Re: [rfc v2 00/10] ipvs network name space (netns) aware

To: Simon Horman <horms@xxxxxxxxxxxx>
Subject: Re: [rfc v2 00/10] ipvs network name space (netns) aware
Cc: lvs-devel@xxxxxxxxxxxxxxx, netdev@xxxxxxxxxxxxxxx, netfilter-devel@xxxxxxxxxxxxxxx, Hans Schillstrom <hans.schillstrom@xxxxxxxxxxxx>, Daniel Lezcano <daniel.lezcano@xxxxxxx>, Wensong Zhang <wensong@xxxxxxxxxxxx>
From: Julian Anastasov <ja@xxxxxx>
Date: Sat, 23 Oct 2010 12:04:06 +0300 (EEST)


On Fri, 22 Oct 2010, Simon Horman wrote:

Hi Hans,

this is a re-base of your patch-set against the current nf-next-2.6 tree,
which includes all the changes currently queued for 2.6.37-rc1 and nothing

I also removed the BUG_ON() statements and incorported various
suggestions that were made in response to your original post.

It is compile tested only (partly because I am in an areoplane).

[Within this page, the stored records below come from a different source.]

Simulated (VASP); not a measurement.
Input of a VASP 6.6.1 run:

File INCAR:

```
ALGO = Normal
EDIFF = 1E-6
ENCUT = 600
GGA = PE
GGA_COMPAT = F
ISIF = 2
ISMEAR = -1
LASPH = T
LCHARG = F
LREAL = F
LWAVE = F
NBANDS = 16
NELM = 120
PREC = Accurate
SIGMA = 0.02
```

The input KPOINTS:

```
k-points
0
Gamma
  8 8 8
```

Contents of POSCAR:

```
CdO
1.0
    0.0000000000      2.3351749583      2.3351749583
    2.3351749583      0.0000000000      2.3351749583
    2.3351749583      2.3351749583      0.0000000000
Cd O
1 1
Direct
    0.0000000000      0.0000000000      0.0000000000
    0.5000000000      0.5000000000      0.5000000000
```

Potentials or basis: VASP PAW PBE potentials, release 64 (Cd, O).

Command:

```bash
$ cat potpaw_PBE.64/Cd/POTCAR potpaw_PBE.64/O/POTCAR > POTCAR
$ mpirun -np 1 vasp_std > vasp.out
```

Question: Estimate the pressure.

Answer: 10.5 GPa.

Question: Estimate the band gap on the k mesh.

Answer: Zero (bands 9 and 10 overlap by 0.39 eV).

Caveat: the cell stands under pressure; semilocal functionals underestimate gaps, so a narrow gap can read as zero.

I have not re-split the patches into logical units.
Having worked with these patches a bit, I really think
that split needs to occur.

For the benefit of others, your original cover email is below,
updated as appropriate.


This patch series adds network name space (netns) support to the LVS.


This is version 2


The patch doesn't remove or add any functionality except for netns.
For users that don't use network name space (netns) this patch is
completely transparent.

No it's possible to run LVS in a Linux container (see lxc-tools)
i.e.  a light weight virtualization. For example it's possible to run
one or several lvs on a real server in their own network name spaces.
From the LVS point of view it looks like it runs on it's own machine.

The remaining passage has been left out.